As cleaners expunge odour, classes resume in half a dozen different locations

Smell scatters students all over Iqaluit

By JOHN THOMPSON

Something stinks in Nakasuk School in Iqaluit, but elementary students and teachers have made the best of it this week, as classes resumed in a half-dozen locations around town while experts investigated the building's mysterious smell.

As of Nunatsiaq News press time this week, no confirmation could be offered as to when the school would re-open, or what was the source of the musty odour that caused Nakasuk to close on Wednesday, Jan. 23.

This much is known: the smell is believed to originate from the building's crawl space, where a pool of water has collected due to a spill during the Christmas holidays.

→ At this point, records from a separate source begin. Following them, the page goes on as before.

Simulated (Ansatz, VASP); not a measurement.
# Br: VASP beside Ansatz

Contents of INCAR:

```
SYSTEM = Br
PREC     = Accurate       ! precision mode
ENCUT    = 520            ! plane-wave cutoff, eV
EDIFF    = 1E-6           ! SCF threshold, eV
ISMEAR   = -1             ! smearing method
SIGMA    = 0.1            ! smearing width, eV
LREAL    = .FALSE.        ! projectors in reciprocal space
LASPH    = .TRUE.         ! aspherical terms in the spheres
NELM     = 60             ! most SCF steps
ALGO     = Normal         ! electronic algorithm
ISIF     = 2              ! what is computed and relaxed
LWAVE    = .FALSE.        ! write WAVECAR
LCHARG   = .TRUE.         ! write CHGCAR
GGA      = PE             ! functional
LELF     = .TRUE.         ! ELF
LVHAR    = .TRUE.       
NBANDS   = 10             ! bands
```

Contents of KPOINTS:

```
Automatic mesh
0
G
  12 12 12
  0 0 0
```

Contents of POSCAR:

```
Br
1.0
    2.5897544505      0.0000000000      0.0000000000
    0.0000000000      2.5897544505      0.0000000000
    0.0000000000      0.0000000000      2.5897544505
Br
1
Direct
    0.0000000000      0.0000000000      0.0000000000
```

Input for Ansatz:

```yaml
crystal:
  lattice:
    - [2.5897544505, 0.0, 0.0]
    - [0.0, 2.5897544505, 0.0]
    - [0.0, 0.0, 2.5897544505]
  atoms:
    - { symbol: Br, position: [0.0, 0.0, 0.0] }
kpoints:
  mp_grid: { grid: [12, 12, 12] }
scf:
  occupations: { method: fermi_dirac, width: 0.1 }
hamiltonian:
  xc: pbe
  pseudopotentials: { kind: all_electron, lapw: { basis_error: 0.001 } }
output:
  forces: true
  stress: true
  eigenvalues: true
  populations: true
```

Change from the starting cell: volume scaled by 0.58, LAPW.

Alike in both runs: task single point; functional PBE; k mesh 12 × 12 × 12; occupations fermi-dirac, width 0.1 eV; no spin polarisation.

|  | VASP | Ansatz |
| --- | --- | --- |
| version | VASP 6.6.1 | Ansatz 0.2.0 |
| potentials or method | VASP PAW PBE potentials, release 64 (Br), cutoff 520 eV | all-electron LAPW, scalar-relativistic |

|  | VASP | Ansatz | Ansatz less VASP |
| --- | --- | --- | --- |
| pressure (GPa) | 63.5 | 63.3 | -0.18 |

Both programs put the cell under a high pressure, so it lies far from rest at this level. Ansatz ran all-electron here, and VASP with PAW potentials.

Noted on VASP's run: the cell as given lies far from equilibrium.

Mold covers the plywood walls of the crawl space, and is being removed by clean-up crews this week.

But there was no sewage leak, contrary to radio reports, said Larry Gordon, manager of technical support for the Government of Nunavut's department of Community and Government Services.

A sewage pipe did freeze, he said, but it never broke, and was thawed without being opened.

Gordon said there's also no evidence that whatever is in the crawl space has contaminated the rest of the building. But, to be safe, the entire building will be thoroughly cleaned.

The school closed about a week after some students and staff first complained about the smell. Some said they had trouble breathing. Others said their eyes stung.

The Workers Compensation Board visited Jan. 23 and ordered the building shut. Classes were cancelled for the week.

By Friday it became clear the school wouldn't re-open soon. Teachers didn't want their students to miss more classes, principal Carol Horn said, since January is considered peak time for teaching, because "it's too cold for kids to play outside."

So teachers and staff needed to quickly pack up everything they needed in order to teach elsewhere, from textbooks to snacks for the breakfast program. "Our janitors basically became delivery men," Horn said.

Parents volunteered to help shuttle kids around and organize activities. And the department of education gave the school enough money to hire eight elders to help teach classes in the new venues.

Some classes ended up in other Iqaluit schools. Others ended up in the Arctic Winter Games arena, where, on Tuesday, students broke into small groups to listen to visiting elders explain how to cut up Arctic char, play string games, and use the marrow from caribou bones to make candles.

In the high school, Horn said senior art students became teachers for the day for the visiting elementary students.

And some students who take the bus learned a new word: "transfer." First they hop on a bus that takes them to the Parish Hall. Then they need to transfer to another bus, that takes them to where their class is held.

Despite the inconvenience the closing has caused kids and parents, Horn says she's been overwhelmed by community support. "It's been incredible," she said.

One parent, who manages a cab company, even lent her a vehicle, after Horn's car broke down, so she can watch students as they board the buses each morning.